You are viewing a plain text version of this content. The canonical link for it is here.
Posted to dev@parquet.apache.org by Yash Ganthe <ya...@gmail.com> on 2020/07/10 04:38:04 UTC

Does Parquet format provide indexing for quick retrieval based on column filters?

Hi,

If I want to query a parquet file with a criteria such as income > 1000,
does Parquet support indexing of the columns to make it faster to identify
the records with the criteria? I know we can partition the file on a
column. But in my case assume it is already partitioned on a single column
that is Date and I want to use other criteria for filtering the records.

Regards,
Yash

Re: Does Parquet format provide indexing for quick retrieval based on column filters?

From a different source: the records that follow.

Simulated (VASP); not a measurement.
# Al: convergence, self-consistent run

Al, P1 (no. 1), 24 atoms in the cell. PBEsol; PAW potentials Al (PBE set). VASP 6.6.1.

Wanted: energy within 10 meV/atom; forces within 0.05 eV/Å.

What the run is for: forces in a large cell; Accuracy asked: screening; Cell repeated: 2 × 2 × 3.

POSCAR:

Posted by Micah Kornfield <em...@gmail.com>.
Hi Yash,
there are a few mechanisms in Parquet that can help with this.  Not all of
them will be present in every parquet file.  And not all implementations
make use of them or populate them (i.e. C++ lacks a few):
1.  Per Column statistics per-row-group and data pages [1].  Includes
min/max values.
2.  Column indexes [2].
3.  Bloom filters [3]

Thanks,
Micah


[1]
https://github.com/apache/parquet-format/blob/232e23a68ab45be0db2cca5d0991613c9f350f8c/src/main/thrift/parquet.thrift#L197
[2] https://github.com/apache/parquet-format/blob/master/PageIndex.md
[3]
https://github.com/apache/parquet-format/blob/e1dca742bbd0e1eec3a07c70ca53535d678b20dc/BloomFilter.md

On Fri, Jul 10, 2020 at 12:04 PM Yash Ganthe <ya...@gmail.com> wrote:

> Hi,
>
> If I want to query a parquet file with a criteria such as income > 1000,
> does Parquet support indexing of the columns to make it faster to identify
> the records with the criteria? I know we can partition the file on a
> column. But in my case assume it is already partitioned on a single column
> that is Date and I want to use other criteria for filtering the records.
>
> Regards,
> Yash
>